At the apartment complex where we live there are more marching guards. They salute me every time I come back to the building. It’s
creepy. I want to tell them I’m not their senior officer. No. I am a forty-year-old American wife and mother of two who can’t remember how to pronounce the number
eight
in Mandarin. This is a problem, because eight is where we live. It’s China’s luckiest number, and let me say right now that numerology is intrinsic to the whole China operation. Numbers here have secret, mystical powers. There are no fourth floors in China because when spoken, the Chinese character for the number 4 sounds too much like the character for death. So what good fortune that our apartment sits on the lucky eighth floor of a building called Park Avenue, across the street from Beijing’s biggest city park. It’s mostly Chinese families at Park Avenue—well-off Beijingren, the term used for people born and raised in the capital. Many are people who somehow got out during Mao’s reign and have returned because China’s prospects now look so good. There’s also a big handful of Taiwanese here and Hong Kong Chinese and a smattering of Europeans.

We could have lived in Palm Springs or Champagne Villas, Yosemite or Central Park, Park Place or the Beijing Riviera—vast compounds whose names move beyond kitsch into the surreal. To get through the front door of our apartment lobby, we say “Ni hao” to the teenaged guard. He says, “Ni hao” back and salutes us. Then we say “Xie xie,” which means thank you, and he says “Bu keqi” (you’re welcome), and lets us on the elevator. He salutes us one more time to make sure. We play out this Beckett-like scene of absurdity many times a day, until the humor in it has dried up and flown away on the winds of the Gobi Desert.

Tony has come to introduce credit-rating systems to the Chinese state-owned banks. This means that he meets with senior financial officers, trying to explain in Mandarin why buying complicated American computer programs is crucial to China’s success. Sometimes Tony has to pinch himself to make sure it’s him and not an imposter wearing that blue banker’s suit. Because when Tony lived in Beijing the first time, he had a different gig.

In 1985 Tony took a backpack and a Nikon and headed out on China’s trains photographing border zones—places the government here officially calls “ethnic minority regions.” Tony started in Yunnan where it meets up with Laos and Burma, and then went northwest to Xinjiang Province where it rubs shoulders with today’s “stans”:
Pakistan, Uzbekistan, Kazakhstan. Next he went south to Tibet and got an early visa for Lhasa. He’d been schooled in Mandarin and had a knack for conversing with strangers, for hitching rides and getting out of pinches with Chinese police. In many towns he was the first
laowai
the locals had seen. He’d arrive in a village and make friends there and find it hard to leave.

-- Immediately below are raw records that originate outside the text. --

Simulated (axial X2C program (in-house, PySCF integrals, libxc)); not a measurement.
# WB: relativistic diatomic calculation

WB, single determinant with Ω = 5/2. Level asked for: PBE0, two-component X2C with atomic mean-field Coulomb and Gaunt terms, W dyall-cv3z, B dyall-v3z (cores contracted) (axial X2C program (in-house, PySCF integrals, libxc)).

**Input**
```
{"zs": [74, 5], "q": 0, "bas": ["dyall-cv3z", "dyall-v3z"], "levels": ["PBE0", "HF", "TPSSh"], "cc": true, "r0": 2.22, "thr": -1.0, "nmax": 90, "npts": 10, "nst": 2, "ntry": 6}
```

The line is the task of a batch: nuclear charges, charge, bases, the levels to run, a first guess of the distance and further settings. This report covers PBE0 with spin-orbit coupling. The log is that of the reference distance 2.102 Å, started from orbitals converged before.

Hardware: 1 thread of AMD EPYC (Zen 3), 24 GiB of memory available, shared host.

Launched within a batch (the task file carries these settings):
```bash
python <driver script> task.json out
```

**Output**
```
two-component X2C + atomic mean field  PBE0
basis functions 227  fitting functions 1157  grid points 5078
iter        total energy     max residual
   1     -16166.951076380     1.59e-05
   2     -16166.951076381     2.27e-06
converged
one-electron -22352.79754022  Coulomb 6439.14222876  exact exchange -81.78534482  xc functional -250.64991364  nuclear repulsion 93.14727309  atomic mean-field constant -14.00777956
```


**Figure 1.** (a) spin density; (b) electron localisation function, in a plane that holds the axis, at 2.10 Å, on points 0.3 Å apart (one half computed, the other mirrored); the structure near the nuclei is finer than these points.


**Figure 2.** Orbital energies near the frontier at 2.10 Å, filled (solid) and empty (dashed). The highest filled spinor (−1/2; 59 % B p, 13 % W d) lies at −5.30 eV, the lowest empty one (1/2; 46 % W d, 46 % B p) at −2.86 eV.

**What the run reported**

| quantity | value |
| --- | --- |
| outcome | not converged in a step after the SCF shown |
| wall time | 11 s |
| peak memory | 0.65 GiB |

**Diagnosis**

Years ago in San Francisco, when it got so I always wanted to be in the same room with Tony, he gave me one of the photos he took on that trip. Some of the prints had won awards in galleries by then. Mine was of two women sitting in a crop of Hami melons by the side of a dusty road. I hung it in my bedroom and it marked the beginning of my own quiet fascination with Asia. The natural beauty of those women startled me, and so did the way they looked right into Tony’s camera. The photo made me want to understand him more. He knew himself well. There was a quiet self-sufficiency. Where did that come from?

I have never been to China. I do not speak the language. I’ve bought a wooden Chinese desk. My plan in Beijing is to finish a novel—two hundred pages of a rough draft set in Paris. The boys are here to go to school. It is what boys do. Or at least that’s what I keep telling them they do. Their school is a twenty-minute highway ride south of our apartment. It sits down the road from the underpass that marks one of Beijing’s busiest intersections: a six-way juggernaut of rickshaws, one-speeds, VW Santanas, and horses and wagons. Today, a horde of teenage vendors has set up shop on the sidewalks to sell chestnuts and lychees, and baked sweet potatoes. These streets are not pedestrian friendly—they’re long blocks of strip malls and food stalls and mid-rises in all stages of rehab and post-hab. Throngs of people walk in the roads buying and selling like mad. There’s Tsingtao beer for sale, and turtles, and athletic socks, and phone chargers. How strange and dazzling.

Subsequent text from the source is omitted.